From two years ago, but still relevant, Archive and Conquer on the "curation culture" that dominates today's art and design blogs. Swimming through the world of tumblrs - whether this one or this one or this one, or even this one - or limited membership image boards, like ffffound, or image-heavy blogs, like dezeen and space invading, can be a perfectly lovely way to spend an hour. But it always leaves me feeling slightly sick. It's super-condensed visual aesthetic excitement in an easy to consume format. Like drinking port and listening to eurodance, it's best done late in the evening when you're already a little buzzed.
Curatorial blogs can be wonderful when done well, like things magazine. But things is run by a group of former and current curators from the Victoria and Albert Museum. It's run by professionals and it feels like it.
Geoff Manaugh proved that you could blog your way to respect and authority in the architecture world (and a teaching gig at Columbia), but I wonder if it would be possible to tumbl your way to the same position? Could you run a tumblr that exercised such charmingly insightful collecting and achingly exquisite taste that you were invited to teach a studio at Princeton? Or could you demonstrate such a vast knowledge of so many different obscure veins of architectural practice that MIT invited you to teach history and theory?
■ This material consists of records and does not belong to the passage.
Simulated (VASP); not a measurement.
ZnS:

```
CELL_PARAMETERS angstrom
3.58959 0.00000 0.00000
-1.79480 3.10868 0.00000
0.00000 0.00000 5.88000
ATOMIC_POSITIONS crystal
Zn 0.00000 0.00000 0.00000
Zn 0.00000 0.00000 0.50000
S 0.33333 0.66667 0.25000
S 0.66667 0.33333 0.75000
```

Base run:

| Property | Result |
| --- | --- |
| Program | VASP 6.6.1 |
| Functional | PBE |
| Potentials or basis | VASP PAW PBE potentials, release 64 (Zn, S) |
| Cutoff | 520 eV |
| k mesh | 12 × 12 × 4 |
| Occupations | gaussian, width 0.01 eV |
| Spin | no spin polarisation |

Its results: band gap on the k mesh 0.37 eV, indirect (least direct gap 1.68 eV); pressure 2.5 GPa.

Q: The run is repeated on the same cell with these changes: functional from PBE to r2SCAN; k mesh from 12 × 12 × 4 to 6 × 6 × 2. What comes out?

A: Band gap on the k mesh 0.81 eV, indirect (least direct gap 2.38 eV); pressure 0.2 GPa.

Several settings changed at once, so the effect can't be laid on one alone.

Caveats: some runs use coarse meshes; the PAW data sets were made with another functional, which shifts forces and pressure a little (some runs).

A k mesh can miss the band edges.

Maybe collections of images on microblog platforms shouldn't be judged by their value for public consumption but instead by the educational value their offer their proprietors. A few months ago Jelena and I decided to start Pinterest accounts and see who could get the most repins, likes, and followers with our architectural taste. It totally changed the way I looked at architecture online. Suddenly the bar for what I liked became much higher. I actually stopped and thought about whether or not I really liked things, and, most importantly, what the Pinterest community might think of them. I looked at images much less passively and much more thoughtfully.
Neither of us racked up an especially high number of repins and likes, but I think we did pretty okay for only being at it for a day or two. The contest quickly devolved into posting pictures of foxes and red pandas so we decided to stop. I think Jelena came out slightly ahead. She deleted her account a while back but my page is still kicking around here.